I’ve previously posted some ways I deal with these issues at What Do You Do When You’re Having A Bad Day At School?
Today, I read a useful short article titled Keep Calm & Carry On.
The author offered two suggestions on how to move beyond feeling frustrated that I think are helpful. Here’s one:
Mr. Loehr was describing something he had observed in the best tennis players – namely that they were meticulous about renewing themselves in the 20 to 30 seconds between points. The first thing these players did when a point ended was to turn away from the net. I loved the metaphor: Turn away from the net. Let it go.
When I’m feeling frustrated, I try to become more conscious of my breathing and slow down, but it’s sometimes hard to remember. I think this metaphor of “turning away from the net” could an effective reminder.
Here’s his other idea related to Adam Grant (see my previous posts about his work here). Grant’s research suggests a simple, and not new, idea:
…that people who give without expecting anything in return actually turn out not only to feel better for having done so, but also to be more successful. Giving, Mr. Grant explains, does not require extraordinary acts of sacrifice. It simply involves a focus on acting in the interests of others.

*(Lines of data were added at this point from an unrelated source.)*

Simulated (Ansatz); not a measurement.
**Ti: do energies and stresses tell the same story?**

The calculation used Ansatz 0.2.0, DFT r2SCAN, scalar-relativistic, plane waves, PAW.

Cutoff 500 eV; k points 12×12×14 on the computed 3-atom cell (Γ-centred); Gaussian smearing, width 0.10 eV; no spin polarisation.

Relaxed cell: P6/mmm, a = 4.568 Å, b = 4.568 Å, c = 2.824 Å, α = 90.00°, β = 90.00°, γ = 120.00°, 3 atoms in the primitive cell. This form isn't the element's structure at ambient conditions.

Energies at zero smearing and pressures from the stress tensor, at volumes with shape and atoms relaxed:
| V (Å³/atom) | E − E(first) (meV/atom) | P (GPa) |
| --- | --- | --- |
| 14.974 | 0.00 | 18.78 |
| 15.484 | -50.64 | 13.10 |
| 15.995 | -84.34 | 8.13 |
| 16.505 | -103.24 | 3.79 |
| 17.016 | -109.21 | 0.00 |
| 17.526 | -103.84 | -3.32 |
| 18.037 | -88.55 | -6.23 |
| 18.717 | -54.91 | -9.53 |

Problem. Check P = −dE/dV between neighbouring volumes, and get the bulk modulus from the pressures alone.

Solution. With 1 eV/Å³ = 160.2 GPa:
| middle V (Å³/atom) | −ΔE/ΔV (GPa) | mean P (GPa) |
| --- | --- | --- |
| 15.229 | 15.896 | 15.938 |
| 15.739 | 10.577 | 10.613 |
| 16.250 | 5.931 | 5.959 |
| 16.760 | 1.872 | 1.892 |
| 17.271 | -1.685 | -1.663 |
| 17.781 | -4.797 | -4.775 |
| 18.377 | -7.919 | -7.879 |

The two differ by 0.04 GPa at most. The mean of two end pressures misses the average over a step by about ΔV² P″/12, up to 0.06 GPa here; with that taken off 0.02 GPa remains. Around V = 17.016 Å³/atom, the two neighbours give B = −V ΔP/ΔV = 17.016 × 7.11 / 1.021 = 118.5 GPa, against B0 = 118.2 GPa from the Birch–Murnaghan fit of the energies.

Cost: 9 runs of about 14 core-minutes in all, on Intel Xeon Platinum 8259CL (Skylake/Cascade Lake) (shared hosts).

The author of the article, Tony Schwartz, describes feeling frustrated in an airport and applying Grant’s research by asking people how they were doing, hearing one person respond “I need a cup of coffee,” and then just going to get one for her.
I’m wondering if I could get into that kind of pattern — anytime I have a frustrating experience with a student or class, get into the habit of intentionally doing something “nice” (and out of the ordinary kind of “nice”) for another student or another class? It could be simple — for example, if I see that a student is not feeling well and has been getting up and getting facial tissue from the box in front, I could just bring the box to him/her once and ask if they needed one. Just a thought….
What are your strategies for “keeping calm and carrying on”?
Yes, never easy and I’m really supportive of the idea of teachers having visual metaphors by which to cope and keep things in perspective. Really powerful.
Related to your point on “giving”. Teachers do give so much, so much of themselves. Myself, I’ve completely absorbed the concept of “I keep what I give”. I’ll leave it at that (explaining would ruin it).
I also think that many teachers do get ‘trapped” in jobs which they aren’t right for, ill matched with. They need also to recognize this and the goal being to find a place which matches however imperfectly their own teaching mindset/philosophy and belief system. Noting of course that even there – they’ll still have bad days!
When I’m having problem with my class (not unusual in the spring with 11 and 12 year olds), and I’m finding that most of my communication is corrective/negative, I make a really conscious effort to focus on kids who are on task, and to publicly acknowledge that. The dynamics (public vs. private) are different in high school, but the key thing is find what is working, and focus on that. By sharing what is working with the class, I’m giving them feedback on expectation, which if you’ve built a decent rapport, most will respond to positively. This is something that I have to do really intentionally when we first hit a bad patch, but once it’s kick-started, it becomes more “natural”.
Thank you, Food for thought. The slippery slopes at the end of term always require us to dig deep. It’s the little tweaks that keep the classroom human and more effective.
I agree, I give the same advice to the teacher-students I help (this is part of my job as a teacher in Europe helping new teachers in difficult districts to find their way and cope).
I think you should feel satisfied if you did the best you could at that time and place.
You should never expect anybody to congratulate you, what you do is first and foremost for your own achievement and satisfaction. This usually helps them to keep on.
Now the metaphor of the tennis player is just great because doing something when there is tension is essential and “turning away from the net” maybe a good way to distance ourselves, keep calm and in charge. The thing is finding a way to turn away from the net each time. On the other hand feeling frustrated and showing it also means we care and may not be so bad every now and then, I think our students actually understand that.